I am doing some research useing a web site that has many different old newspapers scanned to .pdf files with OCR. They have usually have many years worth of each daily paper online, with each page a seperate .pdf file. This is the web site:
http://fultonhistory.com/Fulton.html
The site has its own online search engine you can use to search for words or specific phrases in the entire archive (hundreds of thousands of seperate .pdf files). However there is no way to limit the search to a particular newspaper. There is no way to limit the seach to a specific year or range of years.
However they have the scanned pages online directly in a very organized way. Each particular title has its own web page. For example here is the web page for the Syracuse NY Evening Telegram newspaper:
http://fultonhistory.com/my%20photo%20albums/All%20Newspapers/Syracuse%20NY%20Evening%...ram/index.html
Is there a way to use software or some other online search engine such as Google, but to limit the results to just the .pdf files which are below the link I posted above for that particular newspaper?
Actually it woud be fine to go to one of the folder links for a particular year on that page above, such as the one for 1922:
http://fultonhistory.com/my%20photo%20albums/All%20Newspapers/Syracuse%20NY%20Evening%...pdf/index.html
and search the actual .pdf files linked there. That would limit the search to that paper and just 1922.

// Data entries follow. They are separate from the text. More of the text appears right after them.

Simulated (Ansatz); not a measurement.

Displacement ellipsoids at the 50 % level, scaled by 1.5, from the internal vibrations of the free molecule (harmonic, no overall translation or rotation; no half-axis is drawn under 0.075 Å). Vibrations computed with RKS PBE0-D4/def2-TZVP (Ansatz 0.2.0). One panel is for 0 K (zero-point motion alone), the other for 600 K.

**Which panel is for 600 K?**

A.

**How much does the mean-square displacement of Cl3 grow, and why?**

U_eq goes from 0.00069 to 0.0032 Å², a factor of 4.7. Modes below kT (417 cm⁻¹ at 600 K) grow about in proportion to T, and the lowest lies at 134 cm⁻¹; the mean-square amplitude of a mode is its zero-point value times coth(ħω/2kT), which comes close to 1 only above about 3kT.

Well what it might really do is limit the seach that paper for just the beginning of 1922. A big daily newspaper has so many pages ans so many seperate pdf files that they are split up onto about 10 seperate web pages. I mean you have to navigate to the page with the next group using the left and right arrow icons at the top of the page. Hit the right arrow and you go to the second page for 1922:
http://fultonhistory.com/my%20photo%20albums/All%20Newspapers/Syracuse%20NY%20Evening%...df/index2.html
and so forth.
Any ideas?
Thanks!
+ Reply to Thread
Results 1 to 7 of 7
-
Last edited by Toastie; 11th Nov 2012 at 10:47. Reason: adding more specific info
-
Try specifying site:fultonhistory.com filetype=pdf in your google search. Or use the advanced search option at google.
http://www.google.com/advanced_searchLast edited by jagabo; 11th Nov 2012 at 11:24.
-
yes, there is a way, but requires some html and php. maybe some scripting.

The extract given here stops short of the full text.